Furthermore, while Apple employees are granted permission by Apple to create their own personal Web pages and blogs, they are not allowed to comment on anything related to Apple on such pages. Furthermore, they are prohibited from posting in any capacity on any Mac-related Websites or forums, whether they identify themselves as working for Apple or not.
I’m assuming this policy is limited to Apple Retail employees, rather than just those from Apple itself. Certainly, the handful of Apple bloggers that I know of (like Chuq, for example), have commented on issues related to Apple before, although not, of course, on rumours of new products.
But if this policy is correct and company-wide, it’s a mistake. Empowering employees, especially product managers, to respond to customers via blogging is a powerful tool for dispelling mis-information about both the company and its products.
Take for example the recent post on Slashdot about Microsoft’s new shell Monad supposedly being removed from Windows Vista because of concerns over its security. Adam Barr, who works on the Monad team, was able to publicly correct this via his blog, far more quickly than any kind of response that could have been issued through the usual corporate channels. What could have been a nasty little anti-Microsoft meme echoing around the Internet got nipped in the bud, fast.
This kind of "from the horses mouth" posting is completely lacking from Apple. Take, as an example, the story on the purported use of Trusted Computing DRM by the OS X Intel project. This originated with OSx86, spread to Slashdot, and on to Cory, who wrote an eloquent piece on BoingBoing about how it was A Very Bad Thing.
So now the news that Apple is using some nasty DRM for as-yet ill-defined purposes is rattling round the Internet. Apple’s response? Nothing. The nearest we get to a response is from John Gruber, who accuses Cory of overreacting.
Maybe Cory is overreacting, but the fact is that the whole thing could have been stopped in its tracks by a quick post on an Apple product manager’s blog. "We’re using TPM in our machines to ensure that users can’t boot the developer version of OS X/Intel on stock Intel-based machines. We don’t have any plans at present to use it beyond that." A simple post that doesn’t give any serious information about future products, but simply clarifies an already-noted feature of the developer machines, in exactly the same way that Adam Barr clarified an already-noted point about Vista and Monad.
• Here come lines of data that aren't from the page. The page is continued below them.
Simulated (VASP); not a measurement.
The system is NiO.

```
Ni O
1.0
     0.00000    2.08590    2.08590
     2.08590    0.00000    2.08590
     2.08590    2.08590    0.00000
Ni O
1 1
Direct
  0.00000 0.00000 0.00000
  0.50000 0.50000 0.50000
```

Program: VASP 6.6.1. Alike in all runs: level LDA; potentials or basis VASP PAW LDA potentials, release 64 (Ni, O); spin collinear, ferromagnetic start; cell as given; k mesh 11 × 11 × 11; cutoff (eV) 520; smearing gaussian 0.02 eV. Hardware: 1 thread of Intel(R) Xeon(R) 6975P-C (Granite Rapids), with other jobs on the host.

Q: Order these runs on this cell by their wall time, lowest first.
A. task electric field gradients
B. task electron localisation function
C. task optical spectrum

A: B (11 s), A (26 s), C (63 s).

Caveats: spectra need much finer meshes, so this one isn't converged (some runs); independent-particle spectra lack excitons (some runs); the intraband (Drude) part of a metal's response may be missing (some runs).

But that’s not how Apple works, and it’s something that will, sooner or later, mean a serious PR wound. As Scoble puts it:
Here’s something I learned while working in the tech industry: if
something is being discussed and answered in public, it almost never is
evil. But, if something is being kept secret, then you should focus
more scrutiny on that. When the stink is going up, people’s normal
reactions are to stop communicating.
Apple needs to learn that its employees communicating with its customers directly is a good thing, both for the employees (who feel more empowered) and for the customers who see a human face on the company. Let the people blog, Steve.